31.2.8 Connector stops and locks
Products: Abaqus/Standard Abaqus/Explicit Abaqus/CAE
References
Overview
Connector stops and locks can be:
specified in any connector with available components of relative motion;
used to specify contact-enforced stops in individual components of relative motion; and
used to lock in position an available component of relative motion when a certain criterion is met.
Defining connector stops
In the physical construction of most connectors the admissible position of one body relative to the other is limited by a certain range. In Abaqus these limits are modeled as built-in inequality constraints. You specify the available components of relative motion for which the connector stops are to be defined and the lower and upper limit values of the connector's admissible range of positions in the directions of the components of relative motion.

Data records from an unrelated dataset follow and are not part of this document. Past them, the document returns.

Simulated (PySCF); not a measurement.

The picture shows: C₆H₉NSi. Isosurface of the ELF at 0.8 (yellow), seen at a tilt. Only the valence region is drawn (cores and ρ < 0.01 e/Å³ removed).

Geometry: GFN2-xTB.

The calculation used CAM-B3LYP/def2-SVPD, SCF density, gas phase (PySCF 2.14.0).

| Input File Usage: | Use the following options to define a connector stop: |
*CONNECTOR BEHAVIOR, NAME=name *CONNECTOR STOP, COMPONENT=component number lower limit, upper limit |
| Abaqus/CAE Usage: | Interaction module: connector section editor: Add |
Example
Since the shock in Figure 31.2.8–1 has finite length, contact with the ends of the shock determines the upper and lower limit values of the distance that node b can be from node a.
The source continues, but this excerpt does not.